[Vision2020] Innocent Man Sent to Syria and Tortured

Ted Moffett starbliss at gmail.com
Thu Sep 21 11:59:31 PDT 2006

Dick wrote:

>   The problem lies in the way some are trying to make
> it appear as though it wasn't a mistake at all, but deliberate.

You mean to imply that Canadian and/ or US authorities accidentally
sent this man to Syria, ignoring habeus corpus protections, rather than
holding him under court supervision in the US or Canada?  Are you saying the
violation of habeas corpus in this case was "accidental?"

No one is saying that someone connected to planning terrorists attacks
should not be detained and questioned, etc.  The issue, the major and
overwhelmingly important issue, is secret detainment away from court
oversight in a foreign country with use of torture.
Why is this so hard to understand?

Of course mistakes can be made in law enforcement, this is a given.  That is
why there are constitutional protections in place to prevent government
abuses, like courts that review cases of imprisonment.  Why are the
defenders of the Bush administration's undermining of civil rights so
distrustful of courts?  It's as though they have no faith in our system of
government, the equal sharing of power between the judiciary, legislative
and executive branch.  Indeed, a case can be made that supporting the
undermining of the role of courts, as the Bush administration has done with
FISA and elsewhere, is an attack on the fundamental system of justice that
protects all of us from government abuses.

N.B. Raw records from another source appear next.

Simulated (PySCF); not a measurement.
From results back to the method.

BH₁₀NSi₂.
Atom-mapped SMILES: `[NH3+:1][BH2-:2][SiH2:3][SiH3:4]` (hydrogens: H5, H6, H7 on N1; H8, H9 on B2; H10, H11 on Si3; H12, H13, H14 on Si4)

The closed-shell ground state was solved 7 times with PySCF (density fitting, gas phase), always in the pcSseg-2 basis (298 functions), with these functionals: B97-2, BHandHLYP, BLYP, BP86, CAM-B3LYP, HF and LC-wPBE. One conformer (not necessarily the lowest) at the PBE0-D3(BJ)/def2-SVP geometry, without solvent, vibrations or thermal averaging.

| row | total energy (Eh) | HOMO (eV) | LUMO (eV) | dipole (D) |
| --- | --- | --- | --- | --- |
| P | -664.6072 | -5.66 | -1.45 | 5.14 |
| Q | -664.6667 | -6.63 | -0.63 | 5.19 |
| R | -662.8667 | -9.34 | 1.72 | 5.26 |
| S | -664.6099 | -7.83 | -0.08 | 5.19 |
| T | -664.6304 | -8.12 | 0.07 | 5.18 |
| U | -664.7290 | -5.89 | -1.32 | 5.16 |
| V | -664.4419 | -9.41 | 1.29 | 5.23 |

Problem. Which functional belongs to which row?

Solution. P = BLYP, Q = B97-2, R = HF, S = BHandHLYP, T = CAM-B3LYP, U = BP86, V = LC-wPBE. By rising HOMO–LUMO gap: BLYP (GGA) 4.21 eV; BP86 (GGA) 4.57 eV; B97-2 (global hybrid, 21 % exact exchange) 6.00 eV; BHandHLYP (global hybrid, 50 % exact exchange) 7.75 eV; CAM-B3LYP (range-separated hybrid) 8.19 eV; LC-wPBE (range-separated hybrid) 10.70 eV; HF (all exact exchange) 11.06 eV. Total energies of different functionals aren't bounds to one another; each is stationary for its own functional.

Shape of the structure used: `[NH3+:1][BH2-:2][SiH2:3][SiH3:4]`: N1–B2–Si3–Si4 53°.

And I thought "conservatives" were in favor or limiting government power
over its citizens?  It seems our new brand of "conservative" is intent on
expanding federal power over the individual to include secret imprisonment
away from court supervision with torture, under the justification such
abuses are justified by the "war on terror."  Sounds like Communist China,
or the old Soviet Union...

The mistake was made, it needs to be rectified, at least to the degree
> possible, and we need to get on with life.  We do not need to have it
> thrown
> up in our face time after time.

Again, the point is the abandonment of the basic legal protections of habeas
corpus which are fundamental to preventing government abuses.  This case
highlights the issue, partly because it has been so exhaustively documented,
and is becoming a focal point for why habeas corpus protections need to be

This case is not the worst example, though it may be one of the
most documented.  Many have died in custody (and I emphasize in custody, not
on the battlefield) due to torture under US led operations under
circumstances where they were never formally charged with a crime nor was
guilt or innocence firmly determined.